Do you know the way to profitsville?
Most people would never embark on a journey to a new destination without planning
the trip and periodically checking their progress. However, many small business
owners start a trip every year to Profitsville hoping that desire and hard work
will get them there. Unfortunately, many end up in a familiar locale--Lossville.
Sales and Marketing and effective management of the business are crucial for the
success of any business. So is the selection of the products and/or services that
are offered. However, the financial component is frequently relegated to a low
priority until tax returns have to be filed. Sadly, the tax returns are often the
only financial statements that many business owners truly examine during the year.
The business owner must have a plan to get to Profitsville. Then the plan must be
executed through effective marketing, sales, and management. During the execution
of the plan, proper monitoring of the progress is crucial because Lossville is never
far away.
The Plan. A well thought out annual financial plan is the natural starting point.
Once these projections are determined, they should be broken down into monthly, or
even weekly, amounts allowing for seasonal fluctuations in sales, expenses, and cash
flow.
Most business owners have a goal for the year, even if it is not in a formal plan. However,
they often fail to incorporate these goals into their pricing/estimating structure. For
instance, the owner may wish to have profits of $100,000 on $1,000,000 in sales. However,
when they do their pricing/estimating, they will add an arbitrary markup to cover overhead
and provide the desired profit. Unfortunately, this markup factor is often insufficient.
Accordingly, having a pricing/estimating process that is tied to the financial plan and the
financial statements is imperative.
One very important factor must be remembered during the planning and the pricing/estimating
stages‹THE MARKET. Competition and perceived value by the customer are very important.

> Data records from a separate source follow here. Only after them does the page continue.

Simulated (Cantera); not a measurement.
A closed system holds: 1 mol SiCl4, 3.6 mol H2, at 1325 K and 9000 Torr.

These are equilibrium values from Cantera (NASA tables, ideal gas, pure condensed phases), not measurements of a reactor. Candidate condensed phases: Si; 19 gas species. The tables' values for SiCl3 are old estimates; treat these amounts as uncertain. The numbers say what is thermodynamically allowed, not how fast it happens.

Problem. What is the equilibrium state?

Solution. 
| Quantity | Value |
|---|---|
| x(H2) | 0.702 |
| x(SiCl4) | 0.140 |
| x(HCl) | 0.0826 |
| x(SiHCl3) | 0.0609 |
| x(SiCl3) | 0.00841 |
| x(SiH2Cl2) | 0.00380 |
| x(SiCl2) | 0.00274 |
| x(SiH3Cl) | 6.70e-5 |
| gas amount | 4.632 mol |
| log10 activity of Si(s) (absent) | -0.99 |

Therefore, business owners must not forget the market during the planning and
pricing/estimating stages. For instance, the owner of a small café can not charge $20 for a
hamburger, even if it is the best burger in town.
Monitoring the Plan
Once the goals have been established, the owner must track the progress being made toward
those goals. Judging success by the bank balance is generally not effective because cash
can be manipulated by not paying bills, payroll taxes, etc. Therefore, accurate periodic
financial statements are a must to effectively manage a business.
Most accounting programs provide a variety of formats for the Income Statement. These normally
include budget vs. actual comparisons and monthly and year to date statements.
The budget vs. actual statements are very important because they enable the owner to compare
the actual results to the plan. In essence, this comparison enables the owner to see how the
business is progressing toward the annual goals. These statements are very useful for tracking
sales progress and for managing fixed expenses, e.g. Operating Expenses, because they enable
the owner to manage dollars.
The monthly and year to date statements are also very important because they allow the owner
to manage the variable expenses, e.g. Cost of Goods Sold. For instance, assume sales are
projected to be $100,000 and direct wages are projected to be $30,000 (30%). If actual sales
were $120,000 and actual wages were $36,000 (30%), the budget vs. actual statements would show
a $6,000 negative variance for wages. However, since sales were 20% higher than projected, the
direct wages should have also increased. In this case, wages increased in the same proportion
as the sales. Accordingly, there was not a variance when comparing percentages. Had direct
wages been 38% of sales, the owner would know where a problem occurred so that the cause could
be determined, e.g. excessive overtime, and corrective action could be taken immediately to
alleviate the problem in the future. Conversely, had direct wages been 22% of sales, the owner
should not be euphoric. It would be premature to buy the new BMW. The owner should investigate
significant positive variances as vigorously as the negative variances.
When properly formatted, the Income Statement is the easiest of the common financial statements
to understand and use. And, when combined with accurate financial projections, the business owner
will be able to manage the company much more effectively. For the small business owner, simply
remembering to manage sales, fixed expenses, and net income by dollars, and managing variable
expenses and net income (also) by percentages will allow the owner to get to Profitsville and
beyond.
Read more articles from International Profit Associates.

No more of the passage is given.